On Tue, May 12, 2009 at 4:38 PM, Brion Vibber brion@wikimedia.org wrote:
- Collation use for sorting needs to be double-checked to confirm it
wouldn't interfere with present uniqueness constraints
Since cl_sortkey isn't part of any unique key, this appears not to be an issue for this use. Of course, it's an issue for every other sorted list of titles, but those can't have custom sort keys specified to begin with and don't seem to be included in this proposal. Perhaps they should be, though. In that case we'd probably end up needing an extra column in every single table that includes the page title, just for sorting (but we'd be able to use flexible algorithms to generate the sort key, rather than being stuck with MySQL's).
- Multilingual sites possibly not well served by table-wide
language-specific coding
utf8 sorting would be a lot better than binary sorting for any site, I'm pretty sure. (I assume utf8 sorts sanely and not according to codepoint.)

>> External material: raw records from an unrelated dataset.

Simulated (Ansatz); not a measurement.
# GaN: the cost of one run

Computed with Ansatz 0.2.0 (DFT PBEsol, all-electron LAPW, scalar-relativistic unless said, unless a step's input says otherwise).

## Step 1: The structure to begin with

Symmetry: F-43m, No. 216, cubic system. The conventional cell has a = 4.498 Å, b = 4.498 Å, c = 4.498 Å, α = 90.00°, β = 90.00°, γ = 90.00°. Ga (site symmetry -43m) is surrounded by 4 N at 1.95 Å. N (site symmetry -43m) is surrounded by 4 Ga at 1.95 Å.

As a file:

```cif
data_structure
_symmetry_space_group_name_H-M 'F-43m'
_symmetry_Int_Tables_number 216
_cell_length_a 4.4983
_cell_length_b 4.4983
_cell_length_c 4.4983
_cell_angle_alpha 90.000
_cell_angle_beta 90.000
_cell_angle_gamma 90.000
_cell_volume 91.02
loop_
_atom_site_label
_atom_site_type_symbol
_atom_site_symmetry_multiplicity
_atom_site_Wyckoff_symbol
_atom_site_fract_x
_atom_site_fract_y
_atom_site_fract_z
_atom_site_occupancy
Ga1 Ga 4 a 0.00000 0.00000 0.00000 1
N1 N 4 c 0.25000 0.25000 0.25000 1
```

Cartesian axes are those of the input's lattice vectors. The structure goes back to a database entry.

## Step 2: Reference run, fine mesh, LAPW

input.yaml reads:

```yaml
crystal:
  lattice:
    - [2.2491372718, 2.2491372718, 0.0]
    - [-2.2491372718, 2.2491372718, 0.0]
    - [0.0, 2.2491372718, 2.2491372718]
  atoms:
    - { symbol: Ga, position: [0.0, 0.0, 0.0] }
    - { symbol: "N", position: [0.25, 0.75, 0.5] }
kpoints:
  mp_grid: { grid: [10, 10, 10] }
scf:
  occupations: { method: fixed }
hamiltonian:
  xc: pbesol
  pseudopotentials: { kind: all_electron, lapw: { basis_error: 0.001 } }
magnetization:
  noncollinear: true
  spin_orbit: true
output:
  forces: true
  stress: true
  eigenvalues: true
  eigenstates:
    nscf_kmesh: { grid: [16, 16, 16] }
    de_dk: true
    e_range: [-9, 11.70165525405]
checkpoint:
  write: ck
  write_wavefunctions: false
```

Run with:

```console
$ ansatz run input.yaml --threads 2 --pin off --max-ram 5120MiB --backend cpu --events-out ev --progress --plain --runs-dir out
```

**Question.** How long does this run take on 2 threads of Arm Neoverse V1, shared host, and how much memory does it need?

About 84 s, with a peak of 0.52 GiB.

Doing our own localized sort key encoding and adding another indexed column to sort on would avoid some dependency issues but has its own deployment and maintenance difficulties.
You don't need another column for categorylinks, you can use the existing cl_sortkey, so that should be relatively easy to deploy. It doesn't help with non-category use cases, of course.
It would also be possible to use a separate column for the collated sorting while using MySQL 4.1+'s native collations, if the uniqueness constraints are a problem, but this is still dependent on rolling out an upgrade from 4.0.
In that case we may as well make it like cl_sortkey and populate it ourselves, surely.